This is the word of the Lord. Thanks be to God. 

The people of Israel that Isaiah is addressing in this fortieth chapter have been beaten down and exiled from their homes. Home is in the past and in their memories. Slavery is their present situation and where their future seems to be leading. It seems to them that their God has lost to the Babylonian gods. Hope is smashed. They are worn out and exhausted and cannot envision anything else. 

It is to this situation that we are given this image of the all powerful creator God looking down on us mere grasshoppers from the heavens. And it is here that there is a danger that we might read this vision of Isaiah as destructive and wrathful and vindictive. We might be accustomed to hearing about this angry god and see the image of creator versus bug as inherently unsafe. But I wonder if we might be thinking God is too much like us. What if instead we read this passage in wonder. God the creator of the universe is sitting around watching and enjoying their creation in all its intricacies. Nothing can stop our creator God from watching over the grasshopper and all of creation. No empire of state can block what God is doing. God looks down on their beloved creation and sees its power and its fragility.

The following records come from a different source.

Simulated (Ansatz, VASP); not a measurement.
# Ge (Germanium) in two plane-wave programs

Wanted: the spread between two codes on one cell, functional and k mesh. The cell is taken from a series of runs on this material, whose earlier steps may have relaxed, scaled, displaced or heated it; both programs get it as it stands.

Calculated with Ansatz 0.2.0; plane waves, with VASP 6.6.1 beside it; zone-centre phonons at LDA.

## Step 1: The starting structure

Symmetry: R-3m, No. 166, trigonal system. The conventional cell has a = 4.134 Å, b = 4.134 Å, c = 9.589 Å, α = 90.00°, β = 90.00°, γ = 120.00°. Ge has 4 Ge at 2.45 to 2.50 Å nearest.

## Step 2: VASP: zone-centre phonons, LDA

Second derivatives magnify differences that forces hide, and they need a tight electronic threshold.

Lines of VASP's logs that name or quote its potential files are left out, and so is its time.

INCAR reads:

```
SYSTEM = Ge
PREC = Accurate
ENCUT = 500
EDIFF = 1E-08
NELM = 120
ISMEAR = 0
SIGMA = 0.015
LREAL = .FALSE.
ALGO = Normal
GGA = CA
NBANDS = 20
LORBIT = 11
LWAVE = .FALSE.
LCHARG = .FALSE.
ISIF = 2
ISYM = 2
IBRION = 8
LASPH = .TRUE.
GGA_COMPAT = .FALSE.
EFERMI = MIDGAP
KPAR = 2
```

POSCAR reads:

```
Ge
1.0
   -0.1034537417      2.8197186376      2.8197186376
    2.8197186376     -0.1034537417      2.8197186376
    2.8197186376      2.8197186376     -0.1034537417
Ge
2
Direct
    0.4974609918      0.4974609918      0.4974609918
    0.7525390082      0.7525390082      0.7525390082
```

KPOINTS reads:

So I looked up the grasshopper this week to see what all the fuss is about. And perhaps if this second reading of the wonder of the creator is the way to read this passage we can see ourselves in the grasshopper. The grasshopper is full of beauty and intricacy. Grasshoppers have five eyes, ears on their bellies, beautiful wings that startle and ward off predators, and can communicate complex information simply by rubbing their back legs together to make songs. Surely God designed such creatures with care and intent, much like how God designed and created us for purpose and beauty and love. We are capable of so much. 

I remember long summers growing up in the South. After running around all day with the other neighborhood kids or potentially getting into some kind of trouble, my family would gather around the table on the back porch and eat our dinner. In the fading daylight, even as it stretched on and on, the one sound that always reminded me of home and brought me peace was the singing grasshoppers. The gentle lullaby that started every night around dusk and led us into our dreams. I remember being awed that these little creatures could make such beautiful music, just with their legs! What a gift to share their creativity and sounds with the world. Everything seemed to be right in those moments.

At the same time, when pushed out of balance with creation grasshoppers have the capacity for mass destruction. Under certain conditions such as overcrowding past what an environment can sustain, grasshoppers change in color, body size, and temperament and become locusts. As locusts, they rapidly reproduce and can wipe out huge amounts of grain harvests in entire regions leading to massive famines and food insecurity. Much like humans once we become out of balance with the wonderful world God has created, we can start to over consume and destroy entire regions such as rain forests.

And perhaps that is why in our text for today, Isaiah shifts from talking about grasshoppers to talking about princes and rulers. The Babylonians, the ones who have captured and enslaved Israel, are notorious for their overreaching and devouring of all life. It was all about conquest and greed, taking more and more at the expense of any and all. And I cannot help but wonder what comparisons our world has to this greed and hunger today. In a world on the brink of ecological collapse and a hunger that can never be satisfied, what would Isaiah say to us today? In a time where it feels so hopeless to imagine anything better for our world, how would Isaiah spur us on to envisioning a safer and healthier world? In systems filled with racial inequity and a growing wealth gap, what would Isaiah say to move us past these systems that only benefit a select few?

If it is true that the prophet Isaiah is using the grasshopper as a comparison to comment on humanity’s capacity for beauty and also destruction, then perhaps, the comparison is not about us being squished like bugs but rather to help us remember that we are just one part of a created world? Perhaps it is Isaiah’s intent to help us know and find balance with our world, to help us behave as grasshoppers instead of locusts?

So beloved community, the question I am inviting you to ponder today is where are we grasshoppers and where are we locusts? In what ways do we need to repent from greed and consumption especially when it comes at the expense of others? In what ways are we to deepen the beauty and creativity and song of the grasshopper that we are living into today? For no one is ever fully grasshopper or locust, no one is ever fully sinner or saint, no one is ever fully good or evil. We are human beings, complicated and able to choose what path we will take, life or destruction. Isaiah is giving us a vision of a world where we can live in harmony and peace, where all of our needs are cared for in a community of care, and then challenges us to ask are we moving toward that vision or away from that vision. The choice is continually before us: do we go seek Christ’s way or do we choose the systems and empires that we know? Beloved, the choice is ours, grasshopper or locust?